‘Blue Window’ shows Silver-Alford’s versatility

Sandra ClarkArts 865

“Blue Window” closed over the weekend with an added Sunday performance at UT’s Lab Theatre. Seems the word spread across campus about this quirky play by Craig Lucas.

It was directed by theatre faculty member Terry Silver-Alford, who also wrote the music for the theme song. William Bolcom contributed the lyrics for “The Same Thing,” hauntingly performed by Gracie Belt (Emily).

Making their final bow on Saturday, the cast directed a salute toward Silver-Alford, who most recently directed “South Pacific” at UT’s Clarence Brown Theatre.

The Lab Theatre offers students an opportunity to play leading roles. Six of seven actors in “Blue Window” were undergraduates, the exception being MFA graduate student Owen Squire Smith (Griever).

It was another Sunday evening in New York as a gathering of strangers met for a dinner party hosted by Emily Helton (Libby). Panic already was setting in when she broke a front tooth, trying to pry the lid off a tin of caviar. Hers was a comic role until the evening’s end.

Curtis Bower (Tom) had a limited role as Libby’s ex and Emily’s current boyfriend. He moved from couch to stool, picking his guitar and listening for the just-right chords. When Emily sang his song at evening’s end, he didn’t recognize it.

Luke Atchley (Norbert) works best as a Roman soldier (Titus Andronicus) or a drifter (Of Mice and Men). Here he plays a reticent sky-diving instructor. Oh, well.
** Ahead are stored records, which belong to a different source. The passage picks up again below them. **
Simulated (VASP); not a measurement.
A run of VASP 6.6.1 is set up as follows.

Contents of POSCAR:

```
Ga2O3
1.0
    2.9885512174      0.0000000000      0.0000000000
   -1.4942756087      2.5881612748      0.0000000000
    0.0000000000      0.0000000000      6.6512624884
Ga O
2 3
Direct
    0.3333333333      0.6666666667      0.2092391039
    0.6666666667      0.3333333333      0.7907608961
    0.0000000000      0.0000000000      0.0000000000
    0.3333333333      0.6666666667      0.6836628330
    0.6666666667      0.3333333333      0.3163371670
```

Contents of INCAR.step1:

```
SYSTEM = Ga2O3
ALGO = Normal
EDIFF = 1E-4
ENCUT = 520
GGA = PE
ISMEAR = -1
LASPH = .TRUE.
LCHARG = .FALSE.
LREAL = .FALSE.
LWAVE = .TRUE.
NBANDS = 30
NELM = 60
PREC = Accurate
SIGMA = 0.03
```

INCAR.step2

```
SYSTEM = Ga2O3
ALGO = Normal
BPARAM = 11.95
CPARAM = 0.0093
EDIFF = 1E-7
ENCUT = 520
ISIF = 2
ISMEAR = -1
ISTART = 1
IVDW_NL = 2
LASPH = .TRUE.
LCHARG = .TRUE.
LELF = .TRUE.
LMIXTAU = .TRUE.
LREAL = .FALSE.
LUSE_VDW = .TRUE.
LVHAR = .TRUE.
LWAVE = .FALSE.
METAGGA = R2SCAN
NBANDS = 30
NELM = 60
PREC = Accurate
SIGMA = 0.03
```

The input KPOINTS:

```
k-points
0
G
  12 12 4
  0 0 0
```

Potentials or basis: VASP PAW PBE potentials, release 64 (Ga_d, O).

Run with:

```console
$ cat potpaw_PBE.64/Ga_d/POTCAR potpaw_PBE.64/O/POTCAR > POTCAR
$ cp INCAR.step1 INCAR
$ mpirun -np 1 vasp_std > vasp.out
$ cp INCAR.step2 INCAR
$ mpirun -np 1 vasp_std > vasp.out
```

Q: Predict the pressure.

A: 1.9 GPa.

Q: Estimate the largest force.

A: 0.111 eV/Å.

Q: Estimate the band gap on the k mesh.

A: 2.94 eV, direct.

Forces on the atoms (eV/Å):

And that left the meaty roles for seniors Meg Sutherland (Alice) and Lauren Winder (Boo), gay lovers in a relationship that would be lucky to survive the evening – if it did. Sutherland dominates the stage, both in this play and in “Top Girls” back in March. She is perfectly cast as the egocentric Alice, who talks about herself incessantly and corrects Boo on topics ranging from language to science. Boo fights back, but then confesses that she just hates to hear people complaining about their problems. She’s a psychologist. “But it’s the job you chose,” said Alice.

Empathy is not Alice’s forte, just as connectivity is alien to these New Yorkers. The play is short (90 minutes with no intermission) and the seats are better in the Lab Theatre than at the Carousel. It was good to see old friends in new roles. We’ll miss these seniors when they move on.

Next up: “A Christmas Carol,” an annual tradition with $10 tickets for ages 5-12, running Nov. 24 through Dec. 17 at Clarence Brown Theatre.